In addition, soils will be sent to the University of Delaware Soil Testing Lab to undergo a routine soil analysis using standard soil testing procedures (NECC-1312, 2011). The routine soil test consists of pH (1:10 soil/deionized water), organic matter (loss on ignition-LOI), the degree of P saturation, and a Mehlich 3 extraction. Following a Mehlich 3 extraction, soil test P, calcium (Ca), magnesium (Mg), manganese (Mn), zinc (Zn), copper (Cu), iron (Fe), boron (B), sulfur (S), sodium (Na), and aluminum (Al) concentrations will be analyzed by inductively coupled plasma optical emission spectroscopy (ICP-OES).
Lastly, composite samples from four depth increments (e.g., 0-2.5, 2.5-5, and the depth increments above and below the seasonal high-water table) from two locations in each study field (80 samples) will undergo a modified Hedley sequential chemical fractionation (Sui et al., 1999) to determine the operational soil P pools. The modified Hedley sequential chemical fractionation consists of sequentially extracting 0.5 g of each soil sample with a) 30 mL of DI water (water extractable P), b) 30 mL of 0.5 M NaHCO3 (labile P), c) 30 mL 0.1 M NaOH (moderately labile P), and d) 30 mL 0.1 M HCl (readily insoluble P). The extracts generated during each step of the fractionation procedure will be analyzed for P, Ca, Mg, Mn, Zn, Cu, Fe, B, S, Na and Al by ICP-OES at University of Delaware Soil Testing Lab.

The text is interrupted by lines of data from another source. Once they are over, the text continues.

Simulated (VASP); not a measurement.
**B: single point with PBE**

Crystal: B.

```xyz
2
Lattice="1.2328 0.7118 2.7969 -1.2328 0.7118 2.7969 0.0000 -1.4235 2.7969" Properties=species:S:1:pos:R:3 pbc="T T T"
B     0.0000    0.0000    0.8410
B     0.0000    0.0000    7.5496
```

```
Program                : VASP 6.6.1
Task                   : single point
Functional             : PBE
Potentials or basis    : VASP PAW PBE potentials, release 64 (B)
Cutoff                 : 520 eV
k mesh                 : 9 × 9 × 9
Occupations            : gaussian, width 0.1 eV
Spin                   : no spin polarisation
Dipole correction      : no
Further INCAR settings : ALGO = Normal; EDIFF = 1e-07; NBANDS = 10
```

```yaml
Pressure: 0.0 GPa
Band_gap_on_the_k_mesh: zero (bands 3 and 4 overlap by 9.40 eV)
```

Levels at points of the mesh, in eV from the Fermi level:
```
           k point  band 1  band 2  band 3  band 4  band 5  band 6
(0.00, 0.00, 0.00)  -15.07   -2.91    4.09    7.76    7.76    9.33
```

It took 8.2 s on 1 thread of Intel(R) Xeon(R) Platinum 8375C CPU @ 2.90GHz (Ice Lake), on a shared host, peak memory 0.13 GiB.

Objective 3: Determine how soil health practices impact hydrologic connectivity.
Three additional soil cores will be collected at each study field to determine the size distribution of dry aggregates according to the procedure documented by Kemper and Rosenau (1986). Soil samples for dry aggregate analysis will be collected along the same depth increments as the soil cores for chemical analysis to 30 cm depth. When the soil is somewhat dry, a square-cornered spade will lift a soil sample from a desired depth then be placed on a tray and air dried before analysis. Once the soil samples are air-dried, each soil sample will be moved from the tray to a RoTap Sieve Shaker for analysis (sieve sizes 4 mm, 2 mm, 1 mm, 0.5 mm, and 0.250 mm). Dried soils will be shaken for 6 to 10 minutes and then the aggregates in each sieve will be weighed.
Statistical Analysis (all Objectives)
Comparisons of soil parameters and P Index scores between study fields with long-term soil health practices and study fields without soil health practices will be completed using paired t-tests in the R programming language with a significance level of alpha = 0.05.
Due to a wet winter so far, we have yet to sample for this study. We plan to sample before the end of January 2020.